Told there was nothing to be done about the mouse problem on the farm, she found a creative and humane solution.
- Posted on Jun 10, 2013
I opened the door to my boyfriend’s 1948 International grain truck without a moment’s hesitation. “Okay!” he called. “When I get the chain connected to the other truck, you go forward slowly until the other engine gets going!”
“Got it!” I said. I was eager to show Johnny I knew my way around the farm. Just because I worked behind a cosmetics counter didn’t make me prissy!
My dad was an entomologist. I’d grown up around creepy, crawly things he studied. They were all part of God’s universe. Not as pretty as angels, but just as necessary. I could handle anything a farm threw at me.
Johnny attached the chain to another truck that had been sitting in his barn through the long North Dakota winter. With spring and planting season coming on, it was time to get her running.
I slid my legs under the steering wheel, wishing I’d worn jeans instead of shorts. The seat was covered with dust and bits of insulation. It probably hasn’t been cleaned since ’48, I thought. The cab smelled of mothballs. I could feel a headache coming on, like the kind I got after spraying perfume all day long at the store.
Johnny connected the chain, hopped in the cab behind me and gave me a thumbs-up. I started the engine and put the truck in gear. It eased forward, the chain tightening. I felt a tingling on my bare leg, like little feet running up my skin. Like a bug or a... Mouse! In my lap!
I slammed on the brakes and sprang out of the cab. “A mouse!” I screamed, my hands waving over my head. “It’s in the truck. Get it away from me!” I could still feel the critter’s feet on my skin!
“Sorry, there’s always mice on a farm,” Johnny said. “I put some mothballs in the truck, but nothing really works.”
“Oh,” I said, embarrassed. Maybe I was a little prissy after all. I glared at the truck. That little mouse had messed with the wrong girl! Clearly he didn’t mind the smell of mothballs, but maybe...

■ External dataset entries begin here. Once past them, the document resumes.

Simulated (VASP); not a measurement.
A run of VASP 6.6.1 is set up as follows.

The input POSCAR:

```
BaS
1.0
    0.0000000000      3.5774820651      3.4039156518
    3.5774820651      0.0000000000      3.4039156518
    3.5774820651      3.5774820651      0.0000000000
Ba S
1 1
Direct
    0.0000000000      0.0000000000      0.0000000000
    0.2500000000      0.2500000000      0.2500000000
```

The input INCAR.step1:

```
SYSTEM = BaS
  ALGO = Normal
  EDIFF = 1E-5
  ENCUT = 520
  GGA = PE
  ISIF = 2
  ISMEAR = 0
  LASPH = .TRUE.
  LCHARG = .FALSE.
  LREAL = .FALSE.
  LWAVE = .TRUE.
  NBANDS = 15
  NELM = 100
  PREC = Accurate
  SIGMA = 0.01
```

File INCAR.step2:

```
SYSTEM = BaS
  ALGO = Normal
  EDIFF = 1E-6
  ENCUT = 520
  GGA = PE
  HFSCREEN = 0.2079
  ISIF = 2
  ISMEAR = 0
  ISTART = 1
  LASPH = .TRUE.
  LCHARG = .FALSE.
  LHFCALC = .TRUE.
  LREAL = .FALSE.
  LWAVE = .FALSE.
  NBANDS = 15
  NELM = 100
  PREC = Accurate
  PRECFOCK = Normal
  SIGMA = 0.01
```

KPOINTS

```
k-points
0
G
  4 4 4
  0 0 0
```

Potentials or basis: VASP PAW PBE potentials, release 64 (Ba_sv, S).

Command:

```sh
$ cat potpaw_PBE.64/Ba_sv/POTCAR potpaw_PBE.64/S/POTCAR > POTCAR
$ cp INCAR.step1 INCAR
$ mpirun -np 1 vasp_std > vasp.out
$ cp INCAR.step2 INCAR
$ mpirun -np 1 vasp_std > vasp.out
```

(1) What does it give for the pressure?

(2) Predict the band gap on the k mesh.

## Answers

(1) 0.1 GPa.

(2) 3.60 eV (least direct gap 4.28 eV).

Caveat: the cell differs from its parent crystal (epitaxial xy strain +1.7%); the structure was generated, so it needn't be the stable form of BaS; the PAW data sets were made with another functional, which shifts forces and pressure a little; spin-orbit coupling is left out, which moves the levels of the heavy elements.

I pulled out some perfume samples from my purse and sprayed them inside the cab, under the seat and the dashboard, along the floorboards, everywhere. My dad had a favorite saying: “Build a better mousetrap and the world will beat a path to your door.” It was time to test out Dad’s theory.
There was a second of silence, followed by the sound of scampering feet. Ha! “They don’t want to sit in your truck when it smells like that,” I said. I couldn’t wait to tell Dad!
Johnny sniffed and made a face. “Neither do I.”
Perfume obviously wasn’t the best solution. Johnny didn’t like it, it was expensive, and the mice would come right back when it faded. I guess I hadn’t found Dad’s better mousetrap. “There’s nothing you can do about mice on a farm,” Johnny said. “Except get used to them.”
But over the next few weeks I couldn’t stop thinking about that mouse problem. Johnny was right. Mice were everywhere. I didn’t want to kill them. Maybe I wasn’t as fond of them as I was of Dad’s bugs, but they were one of God’s creepy crawlies just the same.
“Try experimenting with different things,” Dad said when I mentioned the incident over the phone. Dad was gravely ill and I knew he didn’t have much longer on this earth. “See what makes the best mouse repellent,” he challenged me.
The best mouse repellent, I thought as I hung up. But how?
Johnny got used to my fascination with repelling mice. We got married and moved to the country. I traded in my cosmetics counter for endless cornfields. I planted a huge garden and grew organic produce I sold to restaurants and at farmer’s markets.
On another patch I grew flowers and used the blooms to make potpourris and sachets, playing with scents. “Your potpourri smells wonderful,” a lady said at the market one weekend. “It drew me to your booth.”
“Thank you,” I said. Little did she know I was in pursuit of exactly the opposite—a scent that would drive something away: mice!
A lot of my profits went into my experiments. I bought all kinds of oils, peppermint and rose, cedar and balsam fir. I kept Dad posted on my progress. But I needed something to absorb the oil, to keep the aroma. Farmers wanted something that would last at least six months.
Pinecones were absorbent. A farmer could toss a pinecone into the cab of a truck and forget about it. I paid neighborhood kids to gather bags of pinecones and swabbed them with oil. Then I gave them to friends to test over the winter.
And they worked! The mice wanted nothing to do with them. Especially the pinecones soaked in balsam oil. There was just one problem. I’d used every pinecone for miles around. They just weren’t practical to use on a big scale. I knew the oil that worked best. I just needed something to hold the scent.
That spring, Dad died. Without his encouragement, I was all but ready to give up on my project. A massive summer hailstorm was icing on the cake. The cornfields, the garden—all of it was gone. Just like Dad. Just like my plans for a better mouse repellent.
Maybe Johnny was right. The only way to deal with mice on a farm was to get used to them.
I went outside where Johnny was picking up branches. All seemed hopeless. How would we recover? “We’ll get through this,” Johnny said. “This time next year we’ll have more crops than we know what to do with.”
It was true. Every spring brought rebirth, a new start. Farmers planting wheat. And soybeans. Cornfields as far as the eye could see...
Corn. The thought tickled my brain the same way that mouse’s feet had tickled my leg so long ago. How could I not have thought of it before? Ground up corncobs would hold the balsam scent for months!
I had the answer. It’d come to me at the very moment when it seemed there were no answers. When my life was at its bleakest. Not my idea. More like a connection, a stirring inside of me, an inspiration worthy of my father. Delivered on angel wings.
Today I sell my Fresh Cab mouse repellent pouches in all 50 states and Canada. People write to me with stories about mice and how happy they are to keep them outdoors where they belong. I read every one of them. Mice have become my favorite creepy crawly. (And my favorite kind of angel.)